I've been watching the AMD vs Nvidia and Intel race for a number of years. Intel f'ed up by cutting the R&D budget to their fabrication process which caused their 10nm and 7nm processes to become delayed for +4 years. In that time AMD caught up to Intel with their Zen architecture. AMD has done a wonderful job of improving Zen with each new product line Generation..... while Intel is still kicking the Pentium III can down the road.... which has slowly evolved to become the modern day Core i9 and i7 processor. When AMD released Zen 3, Intel's processors were flat out beaten in every metric imaginable.
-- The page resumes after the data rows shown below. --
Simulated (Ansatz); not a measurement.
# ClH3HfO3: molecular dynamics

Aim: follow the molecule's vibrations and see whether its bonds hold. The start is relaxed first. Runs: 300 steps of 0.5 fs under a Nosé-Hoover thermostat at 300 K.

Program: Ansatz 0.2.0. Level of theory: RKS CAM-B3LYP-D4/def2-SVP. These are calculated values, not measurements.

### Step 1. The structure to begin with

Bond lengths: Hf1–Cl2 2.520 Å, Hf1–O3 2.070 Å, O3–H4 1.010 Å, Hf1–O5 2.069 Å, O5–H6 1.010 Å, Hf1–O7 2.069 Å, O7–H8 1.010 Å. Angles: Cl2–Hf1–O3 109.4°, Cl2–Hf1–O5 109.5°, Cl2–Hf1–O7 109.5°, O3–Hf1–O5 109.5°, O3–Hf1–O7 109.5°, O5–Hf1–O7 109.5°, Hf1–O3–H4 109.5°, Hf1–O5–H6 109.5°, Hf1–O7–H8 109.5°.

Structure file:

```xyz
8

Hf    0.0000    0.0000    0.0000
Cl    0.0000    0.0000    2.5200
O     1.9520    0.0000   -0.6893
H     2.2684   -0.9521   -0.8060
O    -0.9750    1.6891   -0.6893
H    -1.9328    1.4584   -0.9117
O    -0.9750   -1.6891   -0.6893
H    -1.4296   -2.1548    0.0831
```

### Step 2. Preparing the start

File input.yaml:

The real problem is Intel had been run by bean counters and people that were more interested in paying out dividends to shareholders, rather than come out with anything good. Hopefully Pat will have enough sense to have Intel create a brand new CPU architecture from the ground up. AMD had their back to the wall and took the ultimate risk with Zen, a risk which paid off. AMD had nothing to lose when it did. AMD has taken all kinds of risks over these last 6 years, whereas Intel is sticking to the safe and reliable Core architecture. The only risk Intel has taken is with dedicated GPU's which isn't paying off so far.
Just upgraded my 2018 PC with a Ryzen R5 5600. Unbelievable performance and value. Really am glad AMD is around to keep Intel on their toes!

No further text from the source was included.